Don’t underestimate the value of getting to know your employees and vendors as people. For developing great working relationships plan time for getting together outside work to unwind, taking part in a charitable event, having a meal or just playing.

Getting to know your employees doesn’t mean you have to be best friends with them, but good working relationships allow for a certain amount of familiarity, and building human experiences together can cement your work force like nothing else.  Need some ideas to get things moving? Here are a few ways to get more personal with employees that I’ve seen work very well:

  • Team Dinners or Lunch: Grabbing dinner or lunch outside the office on a regular basis with team members is a great way to let them get to know each other (and you) in a casual setting. Cohesive teams are like families, and breaking bread together is a great way to humanize team connection and build trust. It’s also a time when work ideas get floated around, although that should not be the main focus. You’d be surprised how many great brainstorming sessions come out of an informal meal.
  • Playing Games: Creating a company softball or bowling league, or just getting together to play disc golf, bocce or other lawn games is a great way to “level the playing field,” with employees. Getting to know them in a fun, energized environment without office expectations often has a positive effect on work relationships. 
  • Participate in a Local Charity Drive: Getting behind a local cause, like Relay for Life, a charity golf event, or working a soup kitchen together is another way to share an experience that’s outside the office setting, yet creates a human bond. Community service is a great way to connect (like playing games) outside the boundaries of office relations.

Break out of the Box

An innovative idea that I saw in a Fast Company article recently was setting up an office “Microbrewery,” and having employees participate after hours if they wished. What?! Making beer together?? However, Andrew Fingerman, CEO of PhotoShelter, said in the article that the benefit goes beyond sharing the final product:

“Because group members range across teams and seniority, inevitably we talk about work challenges and ideas,” said Fingerman. “We also get to know each other as friends. It brings us closer together, and some very innovative ideas have emerged.”

Lend Them Your Ear

Breaking down barriers with employees doesn’t have to always be in groups. As an owner of a small business or a CEO of a larger one, consider making time to individually reach out for one-on-one conversations with employees and keep your communication channel open. Take it outside the office for a cup of coffee or cocktail, and give them your undivided attention. Ask them questions about their careers, hopes and dreams and share yours. Ask them about their goals and think about how you can help them. Letting them know they can come to you any time with concerns or suggestions is a great way to start off on the right foot and build trust with long-time employees and especially new hires.

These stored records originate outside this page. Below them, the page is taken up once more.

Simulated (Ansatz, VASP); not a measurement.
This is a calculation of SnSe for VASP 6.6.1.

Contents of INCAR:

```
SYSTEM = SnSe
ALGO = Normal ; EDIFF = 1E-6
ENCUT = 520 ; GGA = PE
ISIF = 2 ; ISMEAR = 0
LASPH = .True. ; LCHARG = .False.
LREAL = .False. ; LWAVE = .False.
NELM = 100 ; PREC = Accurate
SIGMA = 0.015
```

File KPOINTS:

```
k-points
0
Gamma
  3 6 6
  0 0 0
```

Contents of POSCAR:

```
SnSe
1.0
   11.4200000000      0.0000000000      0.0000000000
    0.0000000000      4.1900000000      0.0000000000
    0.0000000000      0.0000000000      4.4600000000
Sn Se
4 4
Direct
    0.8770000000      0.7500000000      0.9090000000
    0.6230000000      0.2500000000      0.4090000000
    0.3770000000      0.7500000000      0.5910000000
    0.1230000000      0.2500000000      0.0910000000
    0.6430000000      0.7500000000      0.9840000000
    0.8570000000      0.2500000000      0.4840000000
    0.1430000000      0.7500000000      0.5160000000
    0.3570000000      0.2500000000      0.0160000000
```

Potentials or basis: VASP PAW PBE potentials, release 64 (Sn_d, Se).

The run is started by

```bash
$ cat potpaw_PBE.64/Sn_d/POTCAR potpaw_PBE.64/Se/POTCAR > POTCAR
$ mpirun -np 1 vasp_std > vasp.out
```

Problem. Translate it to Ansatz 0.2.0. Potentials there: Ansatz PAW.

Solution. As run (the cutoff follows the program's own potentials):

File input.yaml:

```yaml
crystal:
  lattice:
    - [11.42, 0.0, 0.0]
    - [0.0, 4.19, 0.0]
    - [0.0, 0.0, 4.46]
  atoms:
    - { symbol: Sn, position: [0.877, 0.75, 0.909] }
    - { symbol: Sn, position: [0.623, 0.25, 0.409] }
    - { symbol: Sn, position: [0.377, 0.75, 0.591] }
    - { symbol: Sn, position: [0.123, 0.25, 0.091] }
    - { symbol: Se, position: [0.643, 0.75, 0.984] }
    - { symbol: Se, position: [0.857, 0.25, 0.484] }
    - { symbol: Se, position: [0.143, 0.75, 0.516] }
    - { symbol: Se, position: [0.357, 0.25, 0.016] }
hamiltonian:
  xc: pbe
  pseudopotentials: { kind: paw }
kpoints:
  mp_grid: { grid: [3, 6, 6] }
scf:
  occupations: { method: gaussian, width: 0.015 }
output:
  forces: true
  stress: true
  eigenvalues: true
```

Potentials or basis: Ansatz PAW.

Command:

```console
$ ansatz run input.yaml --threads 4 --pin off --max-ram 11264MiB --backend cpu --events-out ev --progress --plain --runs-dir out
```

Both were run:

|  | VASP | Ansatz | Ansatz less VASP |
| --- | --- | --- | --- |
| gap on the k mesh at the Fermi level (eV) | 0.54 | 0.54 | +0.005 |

Getting to know your employees in a group setting and/or individually is invaluable. Whether you choose to spend downtime with them, participate in charitable activities or sit down with them one-on-one, listen to what your individual employees have to say and be open. Make it a point to stay in touch and take a personal interest in their success… and their personal lives.  Learning about each other as people, not just positions, is the best way to form good working relationships, develop synergies and encourage advocacy.

Bottom line? If you want more out of your employees… engage, interact, and be human with them. That’s the way we work with each other best. Relationships are like muscle tissue… the more they are engaged, the stronger and more valuable they become. #RonR#NoLetUp!